Courtesy: The Earth Institute, Columbia University
Beneath Bangladesh: The Next Great Earthquake? from Earth Institute on Vimeo.
After the recent great quakes that have swept away entire coastlines and cities in Japan, Haiti and Sumatra, scientists are now looking hard at the nation that may suffer the gravest threat of all: Bangladesh. A new documentary from the Earth Institute follows seismologists as they trace signs of deeply buried active faults, past movements of the earth, and sudden, catastrophic river-course changes.
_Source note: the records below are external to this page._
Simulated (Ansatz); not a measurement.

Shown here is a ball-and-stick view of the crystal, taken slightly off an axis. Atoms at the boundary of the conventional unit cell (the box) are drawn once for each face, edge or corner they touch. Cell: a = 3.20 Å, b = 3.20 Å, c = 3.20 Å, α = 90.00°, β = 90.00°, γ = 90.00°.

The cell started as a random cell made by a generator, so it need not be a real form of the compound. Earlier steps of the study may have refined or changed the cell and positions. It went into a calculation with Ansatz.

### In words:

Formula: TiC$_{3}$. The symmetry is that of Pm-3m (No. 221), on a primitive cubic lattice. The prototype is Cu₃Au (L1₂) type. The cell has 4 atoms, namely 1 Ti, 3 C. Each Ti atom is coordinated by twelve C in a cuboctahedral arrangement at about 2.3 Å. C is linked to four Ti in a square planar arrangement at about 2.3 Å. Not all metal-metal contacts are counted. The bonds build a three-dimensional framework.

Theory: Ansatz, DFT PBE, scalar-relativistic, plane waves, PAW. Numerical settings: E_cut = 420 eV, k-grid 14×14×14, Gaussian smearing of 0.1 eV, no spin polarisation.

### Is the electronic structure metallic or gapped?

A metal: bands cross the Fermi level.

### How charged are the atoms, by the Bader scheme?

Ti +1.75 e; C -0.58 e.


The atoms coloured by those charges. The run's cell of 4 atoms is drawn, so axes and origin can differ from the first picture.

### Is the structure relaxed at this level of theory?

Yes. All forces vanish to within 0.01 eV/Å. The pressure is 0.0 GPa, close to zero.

With more than 160 million people, Bangladesh is the most crowded place on earth, and one of the poorest–and it is growing fast. It sits on the world’s largest river delta, close to sea level, which exposes it to tsunamis and the possibility of rivers jumping their banks in the event of earthquake. And, it is furiously putting up bridges and multistory buildings that increase its vulnerability. Scientists have come to recognize that it sits at the juncture of several active tectonic plate boundaries–including the tail end of the one that caused the 2004 Sumatra tsunami that killed over 200,000 people, 1,300 miles south. Syed Humayun Akhter, a seismologist at the Dhaka University Earth Observatory, warns that an earthquake near the crowded capital could dwarf other modern tragedies.